This Agreement (the “Agreement”) made and entered on this _______ day of _______ 2009 between Condo Metropolis LLC,
a licensed Florida real estate brokerage (the “Disclosing Party”) and the other party,
_______________________________________ (the “Recipient”), and jointly referred to here as “the Parties.”

1. Recipient is genuinely interested in pursuing a potential business arrangement proposed for discussion with the Disclosing
Party. The Parties have as their purpose an interest in exploring potential capital, financial, residential and commercial real
estate and real property opportunities but do not intend that any agency or partnership relationship be created between them by
this Agreement.

2. The term “The Confidential Information” means and includes but is not limited to, the following: (a) ANY AND ALL
TO Recipient; (b) appraisals, title reports, financial statements, plat maps, resumes, programs, program plans and strategies,
copyrightable materials and designs; financial performance and projections; (c) proprietary information received or developed
under agreements, contracts, or other arrangements between Disclosing Party and third parties; such third party may permit
Disclosing Party to disclose this proprietary information to the Recipient, subject to the same provisions as Disclosing Party’s
own proprietary information; (d) materials describing trade secrets or company-private information including, but not limited
to, financial funding sources, customer lists and information; technical information including, but not limited to, program
formats, program concepts, (e) such other information as Disclosing Party may deem or designate as Confidential Information;
and (f) the terms of this Agreement.

3. Recipient acknowledges and agrees that said information is in all respects of a confidential nature and that any disclosure of
the same or use of the same by the Recipient except for the express purpose stated can and will involve harm or damages to the
Disclosing Party, its owners and / or proprietors. Recipient, including all employees, associates, its agents, third party
consultants and other sources in connection or intending to be legally bound, shall not consult with the Third Parties disclosed
by Disclosing Party in any way or form during the subsistence or after termination of this Agreement or at any time without
Disclosing Party’s prior written consent. Recipient shall not engage in a business relationship directly or indirectly, or represent
or consult with the Third Parties in any way or form for the purpose of providing service or securing services substantially
similar to the services provided by Disclosing Party without Disclosing Party’s written consent and authorization. Recipient’s
duty is to protect and NOT CIRCUMVENT Disclosing Party / Disclosing Party’s information under this Agreement for pecuniary
advantage or otherwise. Recipient shall use the Confidential Information only for the purpose of communicating and aiding the
acquisition of real estate projects.

4. Recipient agrees that the Confidential Information shall be disclosed to only those people within their respective organizations
who have a need to know the information for the better performance of their respective services, duties and obligations to the
Recipient, including representatives or advisors of parent or affiliated corporations of the Recipient who may be assisting the
Recipient in evaluating the Confidential Information and who shall have agreed in writing to be bound by the terms hereof.
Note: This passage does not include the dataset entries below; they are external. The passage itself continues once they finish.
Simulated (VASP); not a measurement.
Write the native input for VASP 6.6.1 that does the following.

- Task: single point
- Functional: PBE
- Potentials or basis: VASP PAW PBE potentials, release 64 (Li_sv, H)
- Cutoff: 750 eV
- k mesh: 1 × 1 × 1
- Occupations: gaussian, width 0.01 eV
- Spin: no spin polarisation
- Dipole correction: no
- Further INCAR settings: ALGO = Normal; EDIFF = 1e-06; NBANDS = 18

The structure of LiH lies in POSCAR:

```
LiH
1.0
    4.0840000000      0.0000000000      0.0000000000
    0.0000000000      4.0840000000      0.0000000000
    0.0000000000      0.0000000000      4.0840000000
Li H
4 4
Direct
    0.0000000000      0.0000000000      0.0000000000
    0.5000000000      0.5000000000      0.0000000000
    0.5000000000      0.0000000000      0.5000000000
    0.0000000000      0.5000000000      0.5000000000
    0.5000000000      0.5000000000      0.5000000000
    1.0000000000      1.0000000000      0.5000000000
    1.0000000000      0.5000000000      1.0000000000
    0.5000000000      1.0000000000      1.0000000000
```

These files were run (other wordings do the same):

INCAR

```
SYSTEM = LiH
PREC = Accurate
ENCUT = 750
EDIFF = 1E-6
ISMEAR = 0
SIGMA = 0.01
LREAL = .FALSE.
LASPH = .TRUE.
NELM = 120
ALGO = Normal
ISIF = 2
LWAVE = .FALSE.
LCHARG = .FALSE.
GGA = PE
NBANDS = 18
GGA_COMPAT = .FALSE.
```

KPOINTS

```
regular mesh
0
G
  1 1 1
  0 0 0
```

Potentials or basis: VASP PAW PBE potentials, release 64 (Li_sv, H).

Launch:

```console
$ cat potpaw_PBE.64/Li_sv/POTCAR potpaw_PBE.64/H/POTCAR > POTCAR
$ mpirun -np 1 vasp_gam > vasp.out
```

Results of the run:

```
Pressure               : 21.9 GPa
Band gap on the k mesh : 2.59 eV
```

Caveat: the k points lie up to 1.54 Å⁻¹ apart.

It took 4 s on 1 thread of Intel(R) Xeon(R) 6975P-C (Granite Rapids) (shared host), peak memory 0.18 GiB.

5. The obligations of the above paragraph(s) shall not apply to any information which:

(a) is already public or becomes available to the public through no breach of this Agreement by the Recipient; or
(b) was in the Recipient’s possession prior to the receipt from the Disclosing Party; or
(c) is lawfully received independently from a third party who is free to disclose such information to the Recipient;
(d) or is independently developed by or on behalf of the Recipient without benefit of the disclosed Confidential Information.

In the event of any dispute or difference between the parties as to the means of the Recipient’s receipt of Confidential
Information, then the onus of providing that such acquisition took place in any circumstances set out in this paragraph 5 shall be
on the Recipient.

6. Neither party shall at any time disclose to the other party any information that is confidential or otherwise restricted by reason
of any oral, written or implied agreement or other understanding it has with any third party unless specifically authorized by
such third party.

Disclosing Party_________ Recipient__________                                                                                      1

             2348 Baesel View Drive, Orlando FL 32835 Phone/Fax: (407) 290 3408   
7. Recipient shall protect the disclosed Confidential Information to prevent the unauthorized use, dissemination or publication
of the Confidential Information as the Recipient uses to protect its own Confidential Information of a like nature. Recipient shall
have a duty to protect all Confidential Information which (a) is disclosed by Disclosing Party by way of email, fax, verbal, mail,
written, or any other form in which pertains to any or all Parties mentioned in this agreement once delivered to the Recipient
named in foregoing paragraph above AND (b) in the event the Recipient does not have direct contact with the investor, fund,
fund manager, or investment institution,

Recipient shall be held responsible to secure in a like manner with ALL parties involved in the same duties as described in
foregoing paragraph above and in this whole agreement.

8. Either party can disclose Confidential Information it has received if it is required to do so by a governmental agency or a court
of law having proper jurisdiction. If such a requirement is made, the party required to make such a disclosure shall give the other
party reasonable notice to enable the other party to try to protect the confidentiality of the information.

9. Each party shall have the right to refuse to accept any information under this Agreement, and nothing herein shall obligate
either party to disclose to or receive from the other party any particular information.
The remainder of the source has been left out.